Graham Reid | | 2 min read
Long before Six60, L.A.B. and Drax Project's domination of the local album charts, Wellington's Fat Freddy's Drop established themselves as one of our most important and innovative bands.
Their distinctive amalgam of soul, reggae, R'n'B, jazz, dub and pop was delivered on cornerstone albums Based on a True Story which included their irrepressible breakout single Wandering Eye (2005), Blackbird (debuting at number one on the New Zealand music charts in 2013) and Dr Boondigga and the Big BW (2015) .
Energetic touring and expansive live albums (notably Live at Roundhouse, London recorded in 2008) earned them acclaim here (music awards, international achievement accolades, best group nominations and wins) and overseas (Berlin, London, Paris).
Bays (2015) continued to broaden their palette (sonic unease, world weariness by singer Dallas Tamaira, groove-riding into the Caribbean) but Special Edition Vol 1 (2019) sounded more like a placeholder.
Last year's Lock-In (now more than 30 weeks on the local top 20 chart) confidently reset the compass.
Their new album Wairunga, released with an hour-long doco and named for their rural retreat above Waimārama Beach where the album was recorded outdoors, rehits Wairunga Blues (from Bays) and Bones (Blackbird) alongside five new songs.

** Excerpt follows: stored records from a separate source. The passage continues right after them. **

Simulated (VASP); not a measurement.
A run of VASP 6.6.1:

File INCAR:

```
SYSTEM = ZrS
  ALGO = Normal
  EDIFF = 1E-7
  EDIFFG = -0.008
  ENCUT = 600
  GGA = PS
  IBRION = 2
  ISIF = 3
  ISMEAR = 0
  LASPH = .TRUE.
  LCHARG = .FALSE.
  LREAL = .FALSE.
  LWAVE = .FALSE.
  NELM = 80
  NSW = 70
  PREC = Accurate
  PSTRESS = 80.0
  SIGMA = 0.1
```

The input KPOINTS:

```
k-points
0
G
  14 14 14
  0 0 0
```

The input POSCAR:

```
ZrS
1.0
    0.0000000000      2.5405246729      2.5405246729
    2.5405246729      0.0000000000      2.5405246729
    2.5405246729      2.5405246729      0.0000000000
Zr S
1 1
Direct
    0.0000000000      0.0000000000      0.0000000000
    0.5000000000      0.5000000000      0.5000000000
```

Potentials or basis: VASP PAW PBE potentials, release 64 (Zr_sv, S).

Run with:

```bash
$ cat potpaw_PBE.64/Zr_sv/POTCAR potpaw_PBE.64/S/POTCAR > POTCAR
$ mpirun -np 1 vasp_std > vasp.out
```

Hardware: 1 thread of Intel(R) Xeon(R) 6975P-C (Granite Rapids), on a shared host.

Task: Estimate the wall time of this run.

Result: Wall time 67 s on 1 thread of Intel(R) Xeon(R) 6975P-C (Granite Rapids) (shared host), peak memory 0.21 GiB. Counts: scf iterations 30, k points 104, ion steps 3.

There's a languid, Pasifika-soul sound to the humid opener Coffee Black which becomes increasingly oppressive as percussion and horns enter until the repeated “you're falling but you feel like you're flying” takes on dark resonances. The idyll turns menacing with “it's been wearing me down, I can't take it no more, you got the world in your hands but still you want more”.
It's an impressive opener leading into their spring-heeled revision of Bones, which pulls up the chugging funk for more urgency with jazzy horns stinging and swinging over the popping bass and keyboards. Before a leisurely dubadelic ride into the sunset.
Wairunga Blues similarly arrives with more punch although again not quite a substantial reinvention, so attention falls on the new material: the retro-dancehall reggae lope of Bush Telegraph with its electro-pop colouring, subtle Nyabinghi-referencing percussion, dub touches and MC Slave to the fore; the electronica-cum-dub overdrive of the relentless Dig Deep; and Shady which emerges out of a minimal, repeated musical phrase and rhythm into a hand-clap, shape-shifting stadium-shaker.
And especially the 11-minute-plus psychedelic-dub riddum-driven groove of Leave Your Window Open (exceptional home listening, no doubt soon to become a live favourite).
With snippets of chat between some tracks, Wairunga is a mood-evoking album recorded live with superb mixing afterwards.
Our decades-long association with Fat Freddy's Drop can mean higher expectations and taking their special gifts for granted as we nod to the easy familiarity of their signature sound.
But on the evidence of some intelligent envelope-pushing and genre-blending here, they'll be around after others have passed this way to lesser effect.
Fat Freddy's Drop, Wairunga is available now on double vinyl and at bandcamp.